Chinese conglomerate Fosun International is looking to invest in areas such as biotechnology, financial technology and artificial intelligence, according to its chairman, Guo Guangchang. This investment will amount to 20 billion yuan (US$3.2 billion) over the next three years, and 100 billion yuan over the next decade, according to Wang Qunbin, the company’s chief executive.
The company said it would not be affected by curbs on outbound investment imposed by Beijing.
“Our investments are compliant with Chinese laws, and they are complaint with the laws of the countries we are investing in,” said Guo.
The company will focus on India and Africa, he said, as well as on Portuguese-speaking countries.
Fosun reported a net profit of 13.16 billion yuan for 2017, a 28.2 per cent increase over 2016. The gain was led mainly by contributions from the health, insurance and finance segments of the company. Revenue for the period increased by 19 per cent and stood at 88.03 billion yuan.
Fosun’s core business operations are divided roughly into three categories: happiness, wealth and health. The wealth segment contributed most of its profit in 2017, at 11.3 billion yuan, followed by health at 1.4 billion yuan; the profit generated by the happiness segment stood at 498 million yuan.
“The net gearing ratio of the company has been dropping in the recent five-year period, so investors feel safe about betting on the company,” said Robin Qiao, a fund manager based in Hangzhou.
Fosun’s current net gearing ratio stands at 49.7 per cent, compared with 86 per cent in 2013. Its net debt, however, amounted to 67.8 billion yuan compared with 52.7 billion yuan in 2013.

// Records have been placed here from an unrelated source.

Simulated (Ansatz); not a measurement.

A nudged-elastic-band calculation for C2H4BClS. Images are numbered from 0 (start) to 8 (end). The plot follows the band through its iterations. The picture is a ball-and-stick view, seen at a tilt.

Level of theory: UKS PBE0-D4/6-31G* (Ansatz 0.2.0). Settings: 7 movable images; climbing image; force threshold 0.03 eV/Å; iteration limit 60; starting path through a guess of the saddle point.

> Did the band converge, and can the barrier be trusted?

Starting out as a small company set up by Guo in 1992, Fosun has pursued an aggressive overseas expansion policy starting in 2010. It now owns Portugal’s largest insurance group, Fidelidade, French luxury resort operator Club Med, a 9.5 per cent stake in jewellery and fashion accessories brand Folli Follie and a minority stake in entertainment company Cirque du Soleil.
It also took a large chunk of shares in China’s Tsingtao Brewery from Japanese brewer Asahi in December, and announced this month that it was buying a controlling stake in the Austrian loss-making luxury lingerie and legwear specialist, Wolford. It is also a major shareholder of the French fashion label, Lanvin.